Friday, August 15, 2014

"No worries"

When we first moved to Los Feliz, I was sitting in the Coffee Bean one day and a fellow customer asked if she could take the spare chair at my table. I said, "No worries," and she took it but then turned back:

"Are you Australian?"

"Was it the accent?" I asked.

"No, it was 'no worries'," she said.

Since then, in the last six months, I've heard Americans saying "no worries" several times. Is this how phrases catch on? Should I start saying, "No sweat" and see what happens?

Monday, July 21, 2014

The Not Quite Tamed West

The Los Angeles River comes around Griffith Park from the San Fernando Valley (I admit I used the zoom to conceal the concreted banks...and couldn't do much about the wires).
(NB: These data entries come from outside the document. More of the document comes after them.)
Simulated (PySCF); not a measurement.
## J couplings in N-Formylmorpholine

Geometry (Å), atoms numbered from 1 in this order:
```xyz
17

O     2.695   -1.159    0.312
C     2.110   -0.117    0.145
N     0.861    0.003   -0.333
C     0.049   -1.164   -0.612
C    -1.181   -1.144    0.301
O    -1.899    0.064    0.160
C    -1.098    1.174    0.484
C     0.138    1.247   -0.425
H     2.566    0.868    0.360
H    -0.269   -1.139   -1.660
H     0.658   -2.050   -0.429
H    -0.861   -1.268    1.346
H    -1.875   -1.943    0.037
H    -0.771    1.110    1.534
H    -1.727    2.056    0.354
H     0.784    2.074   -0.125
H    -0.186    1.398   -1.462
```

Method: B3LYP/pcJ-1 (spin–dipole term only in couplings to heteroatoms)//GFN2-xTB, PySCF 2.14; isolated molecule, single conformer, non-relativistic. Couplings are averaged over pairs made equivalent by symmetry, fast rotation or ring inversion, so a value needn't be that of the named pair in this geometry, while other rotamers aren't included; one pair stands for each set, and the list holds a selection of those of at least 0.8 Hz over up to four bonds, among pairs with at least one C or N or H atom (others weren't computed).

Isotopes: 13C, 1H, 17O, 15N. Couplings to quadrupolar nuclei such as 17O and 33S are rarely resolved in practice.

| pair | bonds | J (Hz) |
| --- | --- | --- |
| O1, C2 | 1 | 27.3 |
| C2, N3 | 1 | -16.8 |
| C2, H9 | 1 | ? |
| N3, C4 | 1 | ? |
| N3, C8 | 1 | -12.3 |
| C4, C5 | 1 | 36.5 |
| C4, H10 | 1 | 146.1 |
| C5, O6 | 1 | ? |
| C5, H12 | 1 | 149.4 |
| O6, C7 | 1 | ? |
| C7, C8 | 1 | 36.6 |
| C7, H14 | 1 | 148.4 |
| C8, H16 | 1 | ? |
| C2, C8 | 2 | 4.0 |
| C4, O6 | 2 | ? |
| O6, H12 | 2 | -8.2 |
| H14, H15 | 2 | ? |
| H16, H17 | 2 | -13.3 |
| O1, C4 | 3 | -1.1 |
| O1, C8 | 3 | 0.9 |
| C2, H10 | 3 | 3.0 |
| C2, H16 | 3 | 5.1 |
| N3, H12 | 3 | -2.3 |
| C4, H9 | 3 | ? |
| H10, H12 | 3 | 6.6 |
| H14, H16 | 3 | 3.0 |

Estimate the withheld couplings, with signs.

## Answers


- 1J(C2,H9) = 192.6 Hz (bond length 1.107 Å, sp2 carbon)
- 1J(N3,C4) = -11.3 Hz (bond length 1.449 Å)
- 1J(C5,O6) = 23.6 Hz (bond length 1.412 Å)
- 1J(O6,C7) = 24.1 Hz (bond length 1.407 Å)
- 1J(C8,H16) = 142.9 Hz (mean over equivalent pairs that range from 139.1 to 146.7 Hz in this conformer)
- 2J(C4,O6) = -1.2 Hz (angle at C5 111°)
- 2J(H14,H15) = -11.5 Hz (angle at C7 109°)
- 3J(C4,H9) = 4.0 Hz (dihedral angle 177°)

(Note to self: must do a more substantial blog again soon)

Wednesday, June 25, 2014

Venturing to Ventura

Only two hours up the coast from LA lies Ventura -


- the old 1782 mission town.


Like so many Californian beachside town it's got its quaint old cinemas:



But how interesting is this? A Queensland Moreton Bay Fig planted here in 1874? What was the thinking behind this choice? It'd be interesting to read the 'minutes'.


"Birthplace of Perry Mason"?


That I can more readily understand.

Cheers,



Thursday, June 12, 2014

Seattle

I went up to Seattle for the League of American Orchestras' conference headed, this year, 'Critical Questions/Countless Solutions', a great theme for a 21st century orchestral conference which I get to write about in the August edition of The Podium.

But my abiding image of Seattle itself, since I saw none of the famous rain, was the volcano on its outskirts.


and which here, from the Space Needle, looks like it's floating in cloud behind the city.



My article on the League of American Orchestra's conference appears in a blog dated 28 October, 2014.




Friday, May 16, 2014

Score reading in Studio City - Getting 'under the hood'



The cabaret room of Vitello's in Studio City (the same suburb where Mack Sennett built his film lot in 1927; where The Brady Bunch lived in the early 1970s) is not the sort of place you'd expect to find composer activity on a Friday morning. But once a month, of a Friday, 50+ LA composers meet there as members of the Academy of Scoring Arts.

The morning comprises not only breakfast but Adventures in Listening, an
hour's critiquing of each other's anonymously-submitted demo-CDs, followed by The Ravel Study Group - an hour-long, bar-by-bar, stave-by-stave study of orchestral scores. The last hour is always a guest.  On the mornings I've been there, the guests have included Mike Lang with his Trio, Tyler Bates who co-wrote the theme for Californication, Jonathan Wilson (maker of guitarviols), Emmy-winner Richard Bellis (who won for his theme to Stephen King's It) and Eddie Karam (who worked with John Williams on the orchestration of Harry Potter films after reconstructing the lost scores of Busby Berkeley musicals for Williams and the Boston Pops at a week's notice).

Ron Jones leads a listening session
The Academy of Scoring Arts is a growing operation. There are chapters in Seattle, Toronto, Portland (OR), San Diego, New York City and, soon, Chicago. And the LA-based Academy has also begun hosting 'happy hours' for film, music and media professionals and offers conductor masterclasses and copyright seminars. I went along to a Friday morning session after hearing that this group was aiming to maintain Hollywood's high standards in musicianship, something I've been interested to find out more about since I arrived in LA a year ago.

Some of the critiquing in the first hour is quite vigorous. 'If you know the producer reads Emily Dickinson, sure', says convenor Ron Jones of one particularly gentle passage of music. 'But most producers are AAARRGGGHHH. They drink too much coffee. They meet you in Starbucks. Their eyes are like [he mimes eyes prised open.]'  'Be careful of too much,' he later exhorts. 'Whatever plays, changes the equation....If you've been using a lot of timpani, maybe change it to Gran Cassa...'

But the musicians comprising the Academy of Scoring Arts are not aspirants. They're working composers and sound engineers - credited and uncredited film, TV and video game composers, underscorers, jingle writers, the folk who write the music for trailers (yes, there are such people), staff composers, orchestrators, the people who sometimes have to make several pages of sketches sound terrific overnight 'in time for a 10 o'clock downbeat'. In fact, the morning is mostly about orchestrating: how to use the orchestra in the most telling fashion in terms of the story to the highest level of musical excellence to the greatest satisfaction of the players - to deadline! At the moment they're studying Star Wars. They get through about 12 bars per session.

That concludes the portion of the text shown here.